TUESDAY, JULY 19, 2016 - 2:33 PM Engineering , All News

“As a nation we are moving toward a STEM economy”

Duggan Academy Computer Camp

Middle school students from John J. Duggan Academy in Springfield recently explored some engineering basics at a week-long summer program hosted by Dr. Neeraj Magotra, chair and associate professor of electrical engineering at Western New England University. Duggan Academy is an Expeditionary Learning through Social Justice Magnet school for students in grades 6 to 12, that emphasizes active learning, and teamwork. 

Engineering is one component of STEM (Science, Technology, Engineering, and Math), which can be used to create valuable changes in the realm of social justice, the theme on which Duggan Academy curriculum is often focused. This project-based program is designed and sponsored by Texas Instruments.

“As a nation we are moving toward a STEM economy,” explained Dr. Neeraj Magotra. “We’ve discovered that the younger you start students down the STEM path, the better. There is still quite a disparity between men and women in engineering, and we now know that if you just start introducing these concepts earlier on, that the gender gap significantly decreases.” Dr. Magotra was pleased with the “good mix of boys and girls registered for his summer camp.” 

During the week, the students worked on operating a fan whose speed could be controlled by adjusting the code on the computer. “There are codes to make the fan work, like if you want to make it go counterclockwise or faster, there are codes to make it do that,” explained Tyshawn, a sixth grader.

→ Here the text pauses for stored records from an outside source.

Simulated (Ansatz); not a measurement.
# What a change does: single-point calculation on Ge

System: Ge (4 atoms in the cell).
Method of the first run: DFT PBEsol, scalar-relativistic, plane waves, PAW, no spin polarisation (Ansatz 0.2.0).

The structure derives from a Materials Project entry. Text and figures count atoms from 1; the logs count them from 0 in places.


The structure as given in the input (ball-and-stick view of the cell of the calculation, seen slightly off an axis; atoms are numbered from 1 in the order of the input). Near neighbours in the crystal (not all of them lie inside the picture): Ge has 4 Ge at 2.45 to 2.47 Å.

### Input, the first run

Some student pairs decided to embellish their fan. “We’ve put in LED lights so that it lights up and moves at the same time,” said Elisha Whitaker, a sixth grader working with fellow sixth grader Asliyo Ali. (photo right)

“I might go into engineering in the future,” said an inspired Elijah Dailey, who worked with Jose Gonzalez, both sixth graders, and enjoyed the hands-on element of the camp. 

“Next summer, we’re going to do two week-long programs instead of just one because the word has spread among the students that this is pretty fun stuff,” said Dr. Magotra.